Vollmann's facts and fictions, the mismatched parents of his work, concentrate on the love affairs of composer Dmitri Shostakovich and his labours both musical and martial during the siege of Leningrad; the military campaigns of German General Paulus and the defecting Soviet General Vlasov; and, most notably, the "spy for God," Kurt Gerstein, the SS officer who tried to warn the world of the Holocaust while working as a supply officer for the gas chambers.

Vollmann's numerous admirers laud him for returning morality to U.S. fiction, and his recent seven-volume essay, Rising Up, Rising Down, hopes to provide nothing short of a moral calculus on human violence. In Europe Central, however, this self-described "part-time journalist of armed politics" takes on so much history that he makes the classic mistake of the historical novel, the confusion of shopping with cooking. Good ingredients (i.e., good history) do not necessarily make for a good novel.

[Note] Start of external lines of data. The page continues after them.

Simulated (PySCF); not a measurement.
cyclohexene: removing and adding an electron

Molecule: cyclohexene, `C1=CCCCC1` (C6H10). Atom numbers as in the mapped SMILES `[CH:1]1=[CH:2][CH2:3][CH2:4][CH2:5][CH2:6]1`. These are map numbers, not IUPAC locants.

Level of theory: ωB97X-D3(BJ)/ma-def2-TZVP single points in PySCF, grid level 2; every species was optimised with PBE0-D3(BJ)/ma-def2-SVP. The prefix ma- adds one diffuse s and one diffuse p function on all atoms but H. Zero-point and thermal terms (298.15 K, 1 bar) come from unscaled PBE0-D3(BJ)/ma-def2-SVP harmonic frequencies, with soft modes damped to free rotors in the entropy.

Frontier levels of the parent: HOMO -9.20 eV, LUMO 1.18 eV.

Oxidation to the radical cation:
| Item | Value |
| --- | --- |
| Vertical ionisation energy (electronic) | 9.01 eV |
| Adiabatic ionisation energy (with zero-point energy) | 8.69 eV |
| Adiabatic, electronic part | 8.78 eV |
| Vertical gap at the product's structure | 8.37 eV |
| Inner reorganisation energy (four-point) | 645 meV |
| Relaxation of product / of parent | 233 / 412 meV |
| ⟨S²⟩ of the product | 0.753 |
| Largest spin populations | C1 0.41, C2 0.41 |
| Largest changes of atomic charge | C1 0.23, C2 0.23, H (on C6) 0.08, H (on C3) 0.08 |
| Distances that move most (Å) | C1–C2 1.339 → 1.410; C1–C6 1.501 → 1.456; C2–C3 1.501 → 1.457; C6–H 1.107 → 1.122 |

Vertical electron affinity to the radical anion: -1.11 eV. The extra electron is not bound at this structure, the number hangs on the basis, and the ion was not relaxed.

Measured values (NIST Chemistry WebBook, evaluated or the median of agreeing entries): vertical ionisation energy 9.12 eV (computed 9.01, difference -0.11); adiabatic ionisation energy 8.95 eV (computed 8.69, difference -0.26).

The historical material here is too vast and too significant for a novel that prefers multiple narratives and voices to visit, as it claims, "European moral actors at moments of decision." Illuminating differences can no doubt be drawn between the military lives of generals Paulus and Vlasov, and their multifaceted conflicts between soldierly fraternity and the imprudent commands of their zealous superiors.

Within this novel, though, each adjacent 100-page section finds no meaningful thematic distinction. Undoubtedly, the repetition of frustrated loyalties and mismanagement across two opposing but nearly identical military careers expands their historical significance; their adjacent repetition in a novel is sadly unrewarding.

Either of the Shostakovich or the Gerstein narratives could have been isolated then mined more fully. Yes, it is a historical fact that Gerstein stopped his truck to bury a load of Zyklon B in a forest, then reported the load "damaged in transit" rather than putting it to its intended use; the incident is multiply affecting. Surely, though, our narrative expectations for the explanation of such a character, his movement to this dangerous, heroic and futile moment, should be prepared for by scenes of comparable density. The imperious veteran father, and the repeated lowering of Gerstein's head into his hands at the family dinner table, which Vollmann tries to place before Gerstein's well-known sabotages and ignored reports, just aren't strong enough fuel to get us to the historical destination. (Realistically, is anything?)

Narrative fuel and focus are not the only significant challenges here. Vollmann's popularity with magazines such as The New Yorker and Esquire, his past success with historical material (such as his Seven Dreams books) and the novel's subject seem to have armoured him against his editor's blue pencil. This $58 novel doesn't find its feet until its second quarter, squandering nearly 200 pages between two costly opening fixations that are then inexplicably (although mercifully) abandoned.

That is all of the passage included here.